26 FEBRUARY 2005, Page 17

Why Putin sells missiles to Syria

With US-Russia tensions at a level not seen since the Cold War, Simon Heffer explains the Kremlin’s relationship with Damascus At about the time that he was re-elected to the White House in November last year, George W. Bush received a security briefing about the way the insurgency in Iraq was being directed. He was told that, from information gathered during the battle for Fallujah, both the money and the weaponry needed for the fighting against America were being supplied from Syria. The news came as no surprise. Syria had been on America’s terrorism blacklist since the Reagan era and the Americans already believed that a group of Iraqi Baathists were running a terrorist operation in Syria, a view shared by senior Iraqi and Jordanian officials.

Syrian diplomats have vigorously denied these charges. Despite the proven unreliability of American intelligence in the Middle East in recent years, their denials have been greeted with scepticism.

Syria also denied direct involvement with the assassination of the Lebanese opposition leader Rafik Hariri; but even the country’s long-term supporters have now had enough. France, whose generally positive view of the country has been influential in Europe, and which was prepared to give the young President Bashar al-Assad the benefit of the doubt after he succeeded his father in 2001, is finally fed up. The view coming out of the Quai d’Orsay in the last few days has been that Syria is behaving more and more like a rogue nation. French Arabists are warning that the Assad regime is, despite its earlier promise, ‘unreformable’. Bashar al-Assad certainly proclaimed good intentions when he came to power: but the security services which effectively run Syria, and which run it largely without any reference to him, soon put a stop to that. Assad’s position is perhaps the least enviable of any leader in the world. He is keeping at bay a possibly even nastier theocracy, but he receives no sympathy from America.
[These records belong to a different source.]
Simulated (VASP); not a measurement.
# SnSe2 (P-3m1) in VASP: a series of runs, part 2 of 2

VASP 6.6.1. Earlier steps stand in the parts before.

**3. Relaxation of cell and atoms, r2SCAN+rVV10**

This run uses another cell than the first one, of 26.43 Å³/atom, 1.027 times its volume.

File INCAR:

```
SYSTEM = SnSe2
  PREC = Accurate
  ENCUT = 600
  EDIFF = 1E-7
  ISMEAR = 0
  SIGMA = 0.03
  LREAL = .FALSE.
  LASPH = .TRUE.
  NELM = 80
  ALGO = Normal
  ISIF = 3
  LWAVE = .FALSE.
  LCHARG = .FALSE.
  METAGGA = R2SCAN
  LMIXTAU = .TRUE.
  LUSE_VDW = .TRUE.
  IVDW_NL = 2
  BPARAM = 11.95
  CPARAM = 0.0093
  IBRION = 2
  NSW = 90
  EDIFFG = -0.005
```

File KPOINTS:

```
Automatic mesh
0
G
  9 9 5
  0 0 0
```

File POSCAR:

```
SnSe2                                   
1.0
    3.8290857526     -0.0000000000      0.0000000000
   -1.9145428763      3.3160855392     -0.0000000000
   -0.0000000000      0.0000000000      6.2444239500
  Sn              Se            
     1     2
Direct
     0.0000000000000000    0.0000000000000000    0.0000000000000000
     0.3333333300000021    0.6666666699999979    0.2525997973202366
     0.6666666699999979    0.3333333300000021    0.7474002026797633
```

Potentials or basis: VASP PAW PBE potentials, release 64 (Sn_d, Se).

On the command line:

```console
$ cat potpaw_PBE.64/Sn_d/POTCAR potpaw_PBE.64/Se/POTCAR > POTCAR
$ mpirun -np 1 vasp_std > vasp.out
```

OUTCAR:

It was the Syrian security services, rather than the largely circumscribed Assad himself, that George W. Bush was really addressing in his uncompromising speech in Brussels on Monday, when he outlined some of his aims for the world at the start of his European tour. In the same speech he also had stern words for Vladimir Putin, whom he was due to meet in Bratislava this Thursday. The neoconservatives in America have been pressurising Bush — with, it seems, some considerable success — to get tough on Putin because of his human rights record. That is why in his Brussels speech the President warned Mr Putin that if he wished to be considered ‘European’ he would have to be more careful to uphold democracy, including a free press and a strong opposition. However, a more immediate provocation has been delivered by Mr Putin than shutting down a TV station, putting strict controls on journalists who wish to report the Russian President’s various rigged elections, or locking up, on the most spurious of pretexts, people like Yukos oil boss Mikhail Khodorkovsky — all acts that have inflamed the American Right.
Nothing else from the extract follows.